- This event has passed.
Seattle Apache Kafka Meetup – LinkedIn Edition
August 14 @ 5:30 pm - 8:30 pm
Greetings! Mark your calendars for a special edition of the Seattle Apache Kafka meetup featuring 3 great talks by speakers from LinkedIn, where it all began for Apache Kafka. Speakers for this session are traveling from the Bay Area to present in the Seattle area – please make the best use of this opportunity! Please RSVP.
Date: August 14, 2019
Location: Salesforce Bellevue [masked]th Ave NE) – 1st Floor Conference Room
05:30 PM – Doors open
05:30 PM – 06:00 PM – Checkin, Food and drink
06:00 PM – 08:00 PM – Talks
1) Cruise Control: Effortless management of Kafka clusters
Presenter: Efe Gencer, Senior Engineer, LinkedIn
Kafka has become the de facto standard for streaming data with high-throughput, low-latency, and fault-tolerance. However, its rising adoption raises new challenges. In particular, the growing cluster sizes, increasing volume and diversity of user traffic, and aging network and server components induce an overhead in managing the system. This overhead makes it infeasible for human operators to constantly monitor, identify, and mitigate issues. The resulting utilization imbalance across brokers leads to unpredictable client performance due to the high variation in their throughput and latency. Finally, properly expanding, shrinking, or upgrading clusters also incurs a management overhead. Hence, adopting a principled approach to manage Kafka clusters is integral to the sustainability of the infrastructure.
This talk will describe how LinkedIn alleviates the management overhead of large-scale Kafka clusters using Cruise Control. To this end, first, we will discuss the reactive and proactive techniques that Cruise Control uses to support admin operations for cluster maintenance, enable anomaly detection with self-healing, and provide real-time monitoring for Kafka clusters. Next, we will examine how Cruise Control performs in production. Finally, we will conclude with questions and further discussion.

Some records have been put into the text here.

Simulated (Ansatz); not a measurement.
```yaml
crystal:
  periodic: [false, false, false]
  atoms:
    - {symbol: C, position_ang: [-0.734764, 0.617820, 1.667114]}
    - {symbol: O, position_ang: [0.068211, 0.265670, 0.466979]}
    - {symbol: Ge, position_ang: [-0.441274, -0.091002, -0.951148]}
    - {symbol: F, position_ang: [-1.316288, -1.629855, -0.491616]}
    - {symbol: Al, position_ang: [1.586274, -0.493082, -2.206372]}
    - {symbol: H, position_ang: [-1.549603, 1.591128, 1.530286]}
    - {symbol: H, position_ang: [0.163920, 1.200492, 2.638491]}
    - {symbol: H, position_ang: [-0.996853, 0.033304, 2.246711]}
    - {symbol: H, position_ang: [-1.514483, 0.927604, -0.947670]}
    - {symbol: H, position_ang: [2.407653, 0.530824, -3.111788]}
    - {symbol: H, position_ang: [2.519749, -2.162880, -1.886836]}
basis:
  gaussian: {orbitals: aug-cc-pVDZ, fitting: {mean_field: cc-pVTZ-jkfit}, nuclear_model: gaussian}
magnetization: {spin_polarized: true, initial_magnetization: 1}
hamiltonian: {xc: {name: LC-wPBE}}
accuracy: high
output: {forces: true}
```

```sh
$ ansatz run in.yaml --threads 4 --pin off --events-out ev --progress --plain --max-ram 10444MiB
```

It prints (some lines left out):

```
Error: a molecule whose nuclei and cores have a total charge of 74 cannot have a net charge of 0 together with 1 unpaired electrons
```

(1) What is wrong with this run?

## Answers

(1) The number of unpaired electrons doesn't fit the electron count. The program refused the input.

2) More Data, More Problems: Scaling Kafka-Mirroring Pipelines at LinkedIn
Presenter: Celia Kung, Engineering Manager, LinkedIn
For several years, LinkedIn has been using Kafka MirrorMaker as the mirroring solution for copying data between Kafka clusters across data centers. However, as LinkedIn data continued to grow, mirroring trillions of Kafka messages per day across data centers uncovered the scale limitations and operability challenges of Kafka MirrorMaker. To address such issues, we have developed a new mirroring solution, built on top our stream ingestion service, Brooklin. Brooklin’s mirroring solution aims to provide improved performance and stability, while facilitating better management through finer control of data pipelines. Through flushless Kafka produce, dynamic management of data pipelines, per-partition error handling and flow control, we are able to increase throughput, better withstand consume and produce failures and reduce overall operating costs. As a result, we have eliminated the major pain points of Kafka MirrorMaker.
In this talk, we will dive deeper into the challenges LinkedIn has faced with Kafka MirrorMaker, how we tackled them with Brooklin and our plans for iterating further on this new mirroring solution.
3) Apache Samza 1.0: What’s New and What’s Next in Stream Processing
Presenter: Prateek Maheshwari, Staff Engineer, LinkedIn
Apache Samza reached a major milestone with its recent 1.0 release. In this talk, we take a look at the major new features and enhancements in Samza 1.0. We also take a sneak peek at what’s next on our roadmap. Both Stream Processing veterans and developers new to Stream Processing will discover useful new features to leverage for their applications.